SEO Relaunch Checklist: 16 Things to Prep for a Website relaunch to Preserve SEO

Relaunching a website is an inevitable part of the online game. Unfortunately, even the best redesign can result in massive traffic SEO traffic lapses. It is normal for sites to lose around 30% of traffic as Google re-crawls pages and it can take around 3 months to regain this. However, if done poorly, we have seen permanent drops in traffic, which is why we created this guide. Here’s a checklist of other items that are often neglected during a site launch, but can have a long-term affect on SEO and tracking.

Pre-launch

Pre-launch covers the large period of time leading up to the actual live launch of your new site. If you fail to plan out this prep work, you are planning to fail your SEO once you launch.

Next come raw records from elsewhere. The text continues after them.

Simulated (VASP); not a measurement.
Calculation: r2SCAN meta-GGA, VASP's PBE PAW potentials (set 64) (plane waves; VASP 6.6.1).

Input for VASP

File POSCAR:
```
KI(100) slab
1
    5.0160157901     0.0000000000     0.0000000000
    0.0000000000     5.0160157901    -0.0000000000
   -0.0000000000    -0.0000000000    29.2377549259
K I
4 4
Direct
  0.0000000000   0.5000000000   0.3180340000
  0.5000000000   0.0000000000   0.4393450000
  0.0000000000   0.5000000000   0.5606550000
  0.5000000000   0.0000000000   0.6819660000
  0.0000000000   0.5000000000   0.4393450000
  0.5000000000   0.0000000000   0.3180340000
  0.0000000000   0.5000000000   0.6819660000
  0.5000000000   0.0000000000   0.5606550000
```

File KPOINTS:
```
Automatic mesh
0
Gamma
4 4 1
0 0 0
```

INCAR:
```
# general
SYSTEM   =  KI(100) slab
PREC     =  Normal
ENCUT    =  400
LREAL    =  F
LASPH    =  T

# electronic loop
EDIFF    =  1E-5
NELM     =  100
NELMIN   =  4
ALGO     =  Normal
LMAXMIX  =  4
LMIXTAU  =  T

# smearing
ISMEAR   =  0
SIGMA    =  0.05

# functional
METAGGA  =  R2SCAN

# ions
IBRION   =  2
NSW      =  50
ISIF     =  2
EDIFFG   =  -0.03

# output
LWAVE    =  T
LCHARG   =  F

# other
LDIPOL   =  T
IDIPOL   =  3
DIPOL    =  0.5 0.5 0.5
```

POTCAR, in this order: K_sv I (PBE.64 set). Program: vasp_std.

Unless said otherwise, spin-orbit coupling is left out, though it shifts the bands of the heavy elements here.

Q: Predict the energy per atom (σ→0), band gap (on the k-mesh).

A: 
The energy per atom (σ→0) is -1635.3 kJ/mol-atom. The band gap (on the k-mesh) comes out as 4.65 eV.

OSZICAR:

  1. Plan to Redirect Traffic. A 301 redirect is the way you tell Google how pages have moved on your site, this way, if users click on links anywhere on the internet that contain old URLs, they will still land in a helpful place on your site. 
    • make a list of all the URLs that are changing, and create a spreadsheet that maps the old URL to the new URL.
    • make a list of any URLs that will not be migrated to the new site (i.e. any pages you are getting rid of and not revamping). Make a spreadsheet that marks which new URL this should link to instead.
    • Bonus: Create a content list of your site and then go through a Kill/Keep/Clean for all of your content. An easy way to generate this list is to go into Google Analytics and export a full list of all pages for the past year plus as a CSV.
  2. Plan for Google Analytics migration – Make a spreadsheet of any hard-coded event tags and their location (i.e. button clicks or downloads you’re tracking with specific code snippets) and add these onto the new site before it goes live. Better yet, use Google Tag Manager to manage all your tags in one place. If you are not using Google Tag Manager to deploy your basic GA tracking code, that will also need to be migrated over or all basic GA tracking (sessions, pageviews, users, etc) will discontinue. Finally, make sure you know how all current goals are being tracked and how they will change on the new site. If event tagging or URL structure is changing, then goals will need to be updated as well.
  3. Design for SEO – make sure the site navigation, tagging system, naming conventions, and coding practices are designed with SEO in mind. This includes coding in a lightweight way that will keep page load time down, and making the site mobile friendly.
  4. Test out forms, like email subscription forms and contact forms, to make sure they are pushing the right data to the right places. Great QA can be the difference between a successful site launch and a big disaster.
  5. Set up MOZ keywords – create, clean and refine your list of tracked keywords that represent the bulk of your traffic. This will help you track how you are retaining reputation where it matters. This can be done with a paid account on Moz.com is probably worth it for a few months as you make the transition.

Inclusive Content Check

Relaunching a website involves a lot of content review and writing. Content written years or even a decade ago may not match the current language tone of the day. By using the Inclusivity Crawler (developed by Whole Whale), an organization can check a page or an entire site for language that may be offensive or noninclusive.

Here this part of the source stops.